Notes on drawing, and on the drawings:
Mark Baechler Drawing is a slow process of exploring
architectural thought. This drawing is part of an ongoing series of large works that I began in 2013, titled Abrahamic Architecture . The duration of time required by graphite drawings at this scale invites years of silent contemplation on the subject matter. While drawing, the buildings are etched in my imagination, connections are revealed and new ideas emerge from the paper.
Abrahamic Architecture (2.540m x 3.429m)
Dominique Cheng The diagram is a whimsical account that describes the origins of the Solomon R. Guggenheim Museum in New York City as a symphonic masterwork resulting from a secret love affair between Frank Lloyd Wright (the building’s noted architect) and Peggy Guggenheim (socialite and heiress to the Guggenheim family fortune). His signature porkpie hat and her Safilo sunglasses may have inspired a flurry of architectural ideas that were too subtle and fleeting even for them to consciously realise at the moment. The composition of curves that crescendo in a whirling atrium, the choice to finish the floors in elegant Italian terrazzo, and the audacity of pink stucco on the exterior were signs of a creative mind caught in a reverie. On diagrams: Diagrams are visual devices for representing quantitative information in an abstract way. It is a technical genre of drawing that often requires two elements: 1. a graphical syntax of symbols, arrows, lines, and notations, and 2. a specific set of parameters through which algorithms can be processed to generate sequences of relationships. They can be used to describe how something functions or the relationships between things. They have the capacity to deal with hard data or soft facts.

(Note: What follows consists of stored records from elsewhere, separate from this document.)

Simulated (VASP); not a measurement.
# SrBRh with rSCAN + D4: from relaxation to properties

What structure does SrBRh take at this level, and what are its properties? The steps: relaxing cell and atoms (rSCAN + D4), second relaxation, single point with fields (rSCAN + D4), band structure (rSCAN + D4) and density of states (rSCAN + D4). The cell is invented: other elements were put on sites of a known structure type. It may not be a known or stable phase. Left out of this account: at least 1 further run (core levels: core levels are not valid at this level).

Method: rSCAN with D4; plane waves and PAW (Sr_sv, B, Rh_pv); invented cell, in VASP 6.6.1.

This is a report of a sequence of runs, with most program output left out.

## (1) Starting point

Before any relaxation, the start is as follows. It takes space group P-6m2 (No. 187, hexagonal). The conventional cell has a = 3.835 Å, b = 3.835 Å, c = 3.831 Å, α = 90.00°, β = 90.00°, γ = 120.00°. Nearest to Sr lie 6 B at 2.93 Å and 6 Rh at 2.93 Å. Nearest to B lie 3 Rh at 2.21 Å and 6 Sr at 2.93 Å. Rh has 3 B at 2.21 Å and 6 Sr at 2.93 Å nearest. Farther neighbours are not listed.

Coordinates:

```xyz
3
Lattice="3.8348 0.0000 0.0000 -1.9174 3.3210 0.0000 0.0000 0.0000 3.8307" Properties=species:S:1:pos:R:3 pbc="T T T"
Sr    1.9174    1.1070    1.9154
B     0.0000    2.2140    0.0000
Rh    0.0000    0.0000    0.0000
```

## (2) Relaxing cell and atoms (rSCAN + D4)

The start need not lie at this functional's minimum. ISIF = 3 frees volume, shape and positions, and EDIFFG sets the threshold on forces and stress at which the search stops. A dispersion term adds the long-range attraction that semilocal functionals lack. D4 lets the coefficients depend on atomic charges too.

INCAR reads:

Title: Opus Ziggurat Size: 12” x 12” Medium: Digital Illustration Year Completed: 2020
Andrey Chernykh Making Invisible Visible
One of the core principles of art and why artists draw is to reveal something that is invisible. Employing that technique in a design language can be very powerful. The coastal edge of an Arabian peninsula fronting the Red Sea is a place of incredible biodiversity that is constantly shifting and changing. When comparing it to other landscapes that visibly change with the seasons, its desert condition often appears static to the naked eye. A regional section employing visual collage of analysis and research reveals a landscape that is both fragile and complex at the same time. The revelatory aspect of the drawing effectively lays bare the systems at play, their value and interconnectedness. From the top of the mountains tiny particles carry microbes and nutrients, with precipitation, down the dry valleys (wadis) all the way to the coast. Down there they support a rich marine habitat of sea turtles nesting in the sand dunes and exotic Dugongs swimming amongst the coral reefs, feeding on the sea grass. For us as designers these are all assets to be leveraged and protected. In landscape architecture the drawing can and should express a powerful view of the importance of natural systems in supporting our human settlements, exploring previously unseen challenges and opportunities.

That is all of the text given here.